Sunday, October 21, 2007

Social Distaste for Grieving

Yesterday, someone was telling me of his experience with his ex-wife's family upon the death of her mother. He said that the relatives were arguing and fighting over Mom's dishes. He said that he had said to them, "they're just dishes". To which one of the relatives sobbed that their mother had eaten off of those dishes all her life. The story was told to me as an example of the irrational lengths to which people can go over something so trivial as dishes.

I didn't respond ... I just didn't want to "get into it" ... but frankly, I have no difficulty at all seeing the bereaved family members' point of view even if accurately reported.

In fact, I feel the same way. The dishes in the cabinet in this house were Mom's dishes. She ate off of them for a good part of her life. We used mostly disposable ware within the last year of Mom's life. But till then ... yes, these were her dishes, the ones she used. And I feel ... what do I feel? Affection, gratitude, honor for these dishes as sort of icons of Mom and Mom's life. And while I have no idea what the future will bring, just for today, I do not want to part with such very, very potent signs and symbols of Mom's life.

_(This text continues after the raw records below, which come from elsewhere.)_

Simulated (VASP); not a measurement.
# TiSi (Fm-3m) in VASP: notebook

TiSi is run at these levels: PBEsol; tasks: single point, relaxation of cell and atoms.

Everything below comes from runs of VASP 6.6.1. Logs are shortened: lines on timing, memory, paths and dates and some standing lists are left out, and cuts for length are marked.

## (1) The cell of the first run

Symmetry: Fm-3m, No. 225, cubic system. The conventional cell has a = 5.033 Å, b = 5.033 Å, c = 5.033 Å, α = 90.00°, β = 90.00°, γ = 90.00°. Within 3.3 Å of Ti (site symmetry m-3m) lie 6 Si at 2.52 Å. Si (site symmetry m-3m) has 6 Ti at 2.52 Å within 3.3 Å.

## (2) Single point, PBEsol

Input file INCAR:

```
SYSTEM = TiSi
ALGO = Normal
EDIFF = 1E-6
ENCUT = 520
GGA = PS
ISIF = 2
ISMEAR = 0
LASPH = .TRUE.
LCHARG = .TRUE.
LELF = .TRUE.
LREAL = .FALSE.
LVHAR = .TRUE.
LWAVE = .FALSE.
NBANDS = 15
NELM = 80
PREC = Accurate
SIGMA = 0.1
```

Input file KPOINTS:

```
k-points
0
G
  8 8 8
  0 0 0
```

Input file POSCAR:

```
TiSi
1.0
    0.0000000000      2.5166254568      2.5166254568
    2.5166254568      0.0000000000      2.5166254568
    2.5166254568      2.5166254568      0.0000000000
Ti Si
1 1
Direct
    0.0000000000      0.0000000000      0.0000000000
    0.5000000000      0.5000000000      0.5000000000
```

I remember another conversation with someone on the day before Mom's funeral. She told me that her mother didn't really like to visit her deceased husband's grave, partly because of an experience her mother had had once when she was at the cemetery. She was visiting her husband's grave, and saw someone was there in the cemetery, weeping loudly, screaming, having thrown herself on the ground either on top of a grave or beside a grave. My informant said that her mother didn't want to go to a cemetery where people acted like that. I think my informant described the distraught person in the cemetery as "lugubrious."

Again, I didn't want to "get into it." But that someone might be behaving in the same manner of generations of severely bereaved persons doesn't bother me a bit. I haven't cast myself on the ground; but I have felt like it; and I have wept long and loudly beseeching Mom and God to hear me ... and would guess that God has heard many, many, many of us mortals doing the same. I can't imagine God finding such behavior as anything objectionable; anymore than God the Father would have found Jesus's loud weeping at the tomb of Lazarus objectionable; and anymore than God found the weeping and wailing of Job to be "lugubrious."

I am very, very, very deeply grateful for a God Who seems to accept those of us who mourn as we are, and not expect us to act other than as we act.

Frankly, anything that someone in bereavement does that expresses honor and dignity for the human person, and for the relationship with that person, gains my deepest respect, to that extent, at least.